Quick commerce platforms Blinkit and Zepto are revising their commission structures to enhance revenue amidst growing competition and a focus on profitability.
Zepto has been gradually increasing commissions on both users and brands to improve its unit economics. Meanwhile, Blinkit has adopted a variable commission model for brands and sellers.
Competition leads to increased costs
The rapid expansion of quick commerce platforms has increased competition, resulting in higher cash burn. According to the news report, this financial pressure has unsettled investors, resulting in a drop in market value for publicly traded firms such as Zomato, Blinkit's parent company, and Swiggy, which operates Instamart.
Zepto's commission rate adjustments are consistent with its plans for an initial public offering (IPO) later this year. However, the stock market downturn since December has raised concerns among companies considering public offerings.

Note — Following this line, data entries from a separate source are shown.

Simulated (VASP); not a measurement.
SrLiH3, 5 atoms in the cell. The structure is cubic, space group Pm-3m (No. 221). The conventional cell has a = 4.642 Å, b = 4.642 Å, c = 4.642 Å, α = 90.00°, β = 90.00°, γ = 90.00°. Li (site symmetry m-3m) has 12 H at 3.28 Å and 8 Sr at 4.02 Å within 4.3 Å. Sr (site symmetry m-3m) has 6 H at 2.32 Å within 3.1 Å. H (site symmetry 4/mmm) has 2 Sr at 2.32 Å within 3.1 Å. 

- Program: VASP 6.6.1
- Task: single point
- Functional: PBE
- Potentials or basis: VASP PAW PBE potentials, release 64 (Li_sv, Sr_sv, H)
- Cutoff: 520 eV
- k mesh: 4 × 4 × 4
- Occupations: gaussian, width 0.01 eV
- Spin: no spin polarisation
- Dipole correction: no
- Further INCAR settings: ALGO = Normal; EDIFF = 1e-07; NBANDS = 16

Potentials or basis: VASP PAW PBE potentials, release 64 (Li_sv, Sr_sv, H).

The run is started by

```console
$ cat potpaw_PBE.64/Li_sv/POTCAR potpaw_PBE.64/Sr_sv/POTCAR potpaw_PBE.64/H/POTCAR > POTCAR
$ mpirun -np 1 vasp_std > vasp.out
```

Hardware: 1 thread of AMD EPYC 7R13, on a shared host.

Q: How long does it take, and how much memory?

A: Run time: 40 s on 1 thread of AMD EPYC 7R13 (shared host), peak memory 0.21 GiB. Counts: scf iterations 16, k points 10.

Blinkit's revised commission structure is expected to raise its total take rate, or the percentage of gross order value (GOV) retained as commission. Meanwhile, Zepto's take rate has risen to 22-23%, and it is expected to rise further as it approaches an annualized $4 billion gross sales run rate. Zepto, which was last valued at $5 billion, reported annualized gross sales of $3 billion in January, according to the report.
Expansion and cost optimization strategies
Zepto has nearly 1,000 dark stores, which matches Blinkit's footprint. It has also held discussions with third-party fleet operators, including the Ola group, to reduce delivery costs.
Previously, Blinkit had a fixed commission structure that ranged from 3% to 18%, depending on product category. However, beginning March 13, the platform will use a dynamic model in which commission rates are based on the selling price of items in the same category.
For example
- Products priced under Rs 500 will have a 2% commission.
- Items priced between Rs 500 and Rs 700 will be charged a 6% commission.
- A commission of 18% will be charged on products priced at or above Rs 1,200.
These commissions only apply to marketplace transactions. Furthermore, brands and sellers pay for storage, warehousing, and delivery, bringing the overall share retained by quick commerce platforms to 30-35 percent of the sale price. Larger brands with more negotiating power typically secure better terms.
Blinkit's Take Rate
According to Morgan Stanley, Blinkit's take rate for the October-December quarter was 17.9 percent, down 0.91 percentage point from the previous quarter and 0.24 percentage point year on year.
According to a recent report by brokerage firm Bernstein, quick commerce firms see higher take rates from direct-to-consumer (D2C) brands. According to their analysis:
- Blinkit has a higher proportion of new-age brands (39%).
- D2C brands account for 31% of Zepto's brand mix and 33% of Instamart's.